25 YEARS OF ICONIC DESSERTS
It was in 1996 that Magnolia Bakery opened its doors in New York. It became part of popular culture when the show, Sex And The City, featured their cupcakes. The brand came to Bengaluru in 2019, and since then its iconic desserts—the mini brownies, mini cupcakes, and the banana pudding—have become quite popular in the city. The bakery is now celebrating its 25 years on 18 September at The Courtyard, Bengaluru, with a movie night under the stars, featuring P.S. I love You.
Tickets on Linktree, follow @magnoliabakery.india for updates
Also Read: Who needs a ‘Sex and the City’ reboot?
A PROGRESSIVE MENU
To start a restaurant in 2021, one has to consider hyperlocal produce, focus on plant-based dishes and have large windows. All three combine in chef Sabyasachi Gorai’s first Mumbai restaurant named Recca, located in Kala Ghoda. Launched recently, it is a vast space with aerial gardens and a spectacular bar that stirs up cocktails with natural homemade mixers. Their menu is progressive Mediterranean with ingredients from four corners of India—gobindobhog from Bengal, bayberries from Uttarakhand, Kachampuli vinegar from Coorg and phodshi bhaji from Maharashtra.
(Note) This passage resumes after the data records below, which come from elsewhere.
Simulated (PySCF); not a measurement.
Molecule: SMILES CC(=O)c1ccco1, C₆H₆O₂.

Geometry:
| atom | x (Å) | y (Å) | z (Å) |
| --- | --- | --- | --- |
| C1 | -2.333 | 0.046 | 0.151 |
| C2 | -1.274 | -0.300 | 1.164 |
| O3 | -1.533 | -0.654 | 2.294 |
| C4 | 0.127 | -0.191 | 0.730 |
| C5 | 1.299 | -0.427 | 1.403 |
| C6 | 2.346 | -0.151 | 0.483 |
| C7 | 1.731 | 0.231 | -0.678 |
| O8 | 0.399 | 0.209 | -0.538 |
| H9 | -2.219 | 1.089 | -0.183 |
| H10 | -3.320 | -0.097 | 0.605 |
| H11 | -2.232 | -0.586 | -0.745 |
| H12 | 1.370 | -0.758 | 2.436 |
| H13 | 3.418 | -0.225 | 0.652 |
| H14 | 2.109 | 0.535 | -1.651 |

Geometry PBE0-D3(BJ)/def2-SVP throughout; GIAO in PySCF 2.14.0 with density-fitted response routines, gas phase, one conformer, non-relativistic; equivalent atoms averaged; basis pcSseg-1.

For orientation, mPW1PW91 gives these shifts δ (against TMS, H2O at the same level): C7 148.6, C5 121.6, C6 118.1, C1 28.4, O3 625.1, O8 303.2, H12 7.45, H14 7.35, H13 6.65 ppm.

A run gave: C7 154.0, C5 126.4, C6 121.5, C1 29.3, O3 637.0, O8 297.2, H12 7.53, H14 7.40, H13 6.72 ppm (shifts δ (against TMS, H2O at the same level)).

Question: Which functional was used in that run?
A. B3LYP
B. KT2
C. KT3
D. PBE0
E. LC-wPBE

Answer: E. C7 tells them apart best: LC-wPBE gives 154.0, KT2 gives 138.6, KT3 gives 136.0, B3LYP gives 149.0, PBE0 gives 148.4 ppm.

K Dubash Marg, Kala Ghoda, Mumbai
Also Read: What Padma Lakshmi gets wrong about Bengali food
WHEN ART MEETS FOOD
At The Kitchen Table started as a research project, supported by the India Foundation for the Arts, about how food has historically been and continues to be inscribed in conventional formats. This has now taken the shape of an exhibition curated by Reliable Copy. It features cookbooks with recipes and narratives compiled from artists and art-spaces, video works that examine the format of the instructional cooking class, and artworks respond to the forms of the marketed consumable product, the stand-alone restaurant, the family archive, the recipe book, the menu, the assembly, and the feast.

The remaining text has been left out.